WASHINGTON — Increasingly, the 2012 presidential election appears to be dividing along a pair of fault lines.

The first is demographic: old versus new America.

President Barack Obama’s re-election depends increasingly on a coalition of minorities and younger voters, the same groups that helped put him in office. Their overall numbers are increasing, but the president’s ability to turn them out this year at anywhere close to 2008 levels remains in doubt (at least among Latinos and younger whites; the black vote is virtually certain to be there again for Obama). Their potential explains why Democrats have sought to portray the election as the future against the past.

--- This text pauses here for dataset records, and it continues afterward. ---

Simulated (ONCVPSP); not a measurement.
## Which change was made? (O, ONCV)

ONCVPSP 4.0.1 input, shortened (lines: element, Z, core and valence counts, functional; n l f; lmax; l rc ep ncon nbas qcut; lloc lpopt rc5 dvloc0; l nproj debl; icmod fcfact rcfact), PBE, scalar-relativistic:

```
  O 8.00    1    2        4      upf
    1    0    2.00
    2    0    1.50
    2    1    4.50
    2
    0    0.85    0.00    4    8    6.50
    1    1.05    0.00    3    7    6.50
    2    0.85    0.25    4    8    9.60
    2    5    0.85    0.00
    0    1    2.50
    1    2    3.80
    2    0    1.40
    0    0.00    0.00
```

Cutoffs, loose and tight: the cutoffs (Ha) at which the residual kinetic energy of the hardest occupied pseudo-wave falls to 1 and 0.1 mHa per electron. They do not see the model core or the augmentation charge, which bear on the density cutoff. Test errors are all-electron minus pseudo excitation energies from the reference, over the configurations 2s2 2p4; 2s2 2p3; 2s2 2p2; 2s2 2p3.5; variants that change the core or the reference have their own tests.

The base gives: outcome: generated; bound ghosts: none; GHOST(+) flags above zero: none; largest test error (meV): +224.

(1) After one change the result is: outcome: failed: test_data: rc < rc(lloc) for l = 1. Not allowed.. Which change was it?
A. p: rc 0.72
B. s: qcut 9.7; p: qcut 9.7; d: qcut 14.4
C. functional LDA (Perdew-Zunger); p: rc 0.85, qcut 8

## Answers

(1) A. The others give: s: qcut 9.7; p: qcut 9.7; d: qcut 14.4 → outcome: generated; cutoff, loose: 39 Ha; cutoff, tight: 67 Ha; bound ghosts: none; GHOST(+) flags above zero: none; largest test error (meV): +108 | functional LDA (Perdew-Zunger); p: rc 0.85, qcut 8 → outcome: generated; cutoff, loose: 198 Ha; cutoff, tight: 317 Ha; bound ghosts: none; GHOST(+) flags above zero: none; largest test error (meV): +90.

Mitt Romney, meantime, is likely to become president only if he can improve on John McCain’s performance among whites, who represent a declining share of the U.S. population. The GOP candidate’s recent campaign swings have been through areas where whites make up a disproportionate share of the population — including portions of the old Midwest Rust belt and southwest Virginia. A potential key to mobilizing conservative whites: voter drives by Christian organizations to sign up millions of unregistered evangelicals; one of Romney’s biggest advantages over Obama, according to the Gallup Poll, comes from religious whites, who favor the Republican by better than 2-to-1. But Latinos have yet to warm to the GOP candidate, favoring Obama by 2-1 in several polls.

The other divide of surpassing importance in this year’s presidential election is geographic:  it’s the gulf between a relative handful of “battleground” states, which are already getting pounded by campaign commercials, and the rest of the country — where most of America lives — which has largely been spared.

Nationwide, the Obama-Romney matchup has been a statistical dead heat for months. But in the battlegrounds, where the election will actually be decided, the president has opened up a slight — though by no means decisive — edge. An NBC News/Wall Street Journal poll this week had Obama leading Romney by just 3 percentage points nationally, the same as the latest Gallup tracking poll.  But when the NBC/Journal pollsters separated out responses from a dozen battleground states, Obama’s lead widened, to 8 percentage points.

A new partisan analysis by Democracy Corps, a group headed by former Clinton strategist James Carville and Democratic pollster Stan Greenberg, reflects similar findings.

The group’s polling showed that Obama’s most recent gains have come disproportionately in battleground states and entirely from what they term the “rising American electorate,” made up of younger voters, unmarried women, Latinos and African-Americans — in other words, Obama’s base.

“These voters are beginning to come back,” the Democratic group reports, based on national polling from June 23-27. Obama’s support from voters under age 30 has improved by 15 percentage points since January but remains “still well short of 2008,” while Romney is losing ground among younger whites.

In noting gains for Obama in battleground states, Democracy Corps said that “the shifts there may reflect the sharp attacks on Romney’s record” in Obama’s campaign ads, as well as “better than average economic performance in key states.”

For obvious reasons, partisan polling and analysis should be heavily discounted. But Democracy Corps bolstered its credibility recently when it criticized the Obama campaign for trying to convince voters that things were getting better in America. In a slap widely circulated through mainstream news accounts and among bloggers across the political spectrum, Carville and Greenberg warned fellow Democrats: “We will face an impossible headwind in November if we do not move to a new narrative, one that contextualizes the recovery but, more importantly, focuses on what we will do to make a better future for the middle class.”

Its latest analysis said that Romney’s overall negative rating (45 percent) is in “dangerous territory for a presidential nominee and does not appear to be improving,” another possible result of the anti-Romney attack ads that Obama is running in key states. The presidential election, the Democratic group concludes, is “tough but winnable” for Obama.